All this suggests that Downing Street would definitely have preferred to win outright in 2010 - a view it puts with some force. But it is not prepared to concede that governing with the Liberal Democrats has no advantages, arguing that tackling the deficit, or putting pension reform in place, or reforming care for older people requires cross-party consent to work, and that coalition brings pluses with it from that point of view.
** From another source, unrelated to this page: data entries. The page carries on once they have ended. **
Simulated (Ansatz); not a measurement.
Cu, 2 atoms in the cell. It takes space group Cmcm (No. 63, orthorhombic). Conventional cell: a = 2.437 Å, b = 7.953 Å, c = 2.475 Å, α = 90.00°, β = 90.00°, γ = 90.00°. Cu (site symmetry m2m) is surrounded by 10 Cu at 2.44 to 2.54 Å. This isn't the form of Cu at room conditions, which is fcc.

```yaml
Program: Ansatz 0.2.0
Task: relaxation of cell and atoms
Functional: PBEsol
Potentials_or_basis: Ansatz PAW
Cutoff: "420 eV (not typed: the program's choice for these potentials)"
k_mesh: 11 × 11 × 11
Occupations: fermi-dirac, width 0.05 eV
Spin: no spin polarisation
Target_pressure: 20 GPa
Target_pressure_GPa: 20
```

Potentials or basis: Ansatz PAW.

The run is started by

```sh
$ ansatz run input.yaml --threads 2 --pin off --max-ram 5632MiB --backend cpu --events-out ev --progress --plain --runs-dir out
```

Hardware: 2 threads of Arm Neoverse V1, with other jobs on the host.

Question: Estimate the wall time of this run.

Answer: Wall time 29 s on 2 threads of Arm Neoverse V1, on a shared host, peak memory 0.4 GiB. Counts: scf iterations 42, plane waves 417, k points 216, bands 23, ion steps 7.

- Cameron's inner circle is beginning to turn its mind to the run-up to 2015. Should the Coalition go all the way to the April of that year? Should it break up earlier, as I and others would prefer? My sense is that Number 10 would prefer to go all the way, but that it is prepared to consider other possibilities - for example, encouraging backbenchers to open up "clear blue water" in the Commons over welfare, immigration, crime and the ECHR. There are three points of interest. On an EU referendum bill, there is a range of options from not publishing one at all through simply publishing one to publishing one - and then introducing it. On tax breaks for marriage, there are signals that the policy will be implemented, perhaps as early as the autumn: "The Prime Minister is the First Lord of the Treasury," I was told - a clear dig at George Osborne's long-standing scepticism about the policy. On aid, I get no sense that Downing Street intends to back off the 0.7% target.
"It's not as though Clare Short is in charge," I was told. In other words, Number 10 believes that the policy is delivering practicable benefits, such as countering the offensive of Al-Shabaab in Somalia. My take is that Number 10 is strongly committed to the policy, which precedes Cameron's leadership. (Lord Ashcroft offers a contrary view on this site this morning.)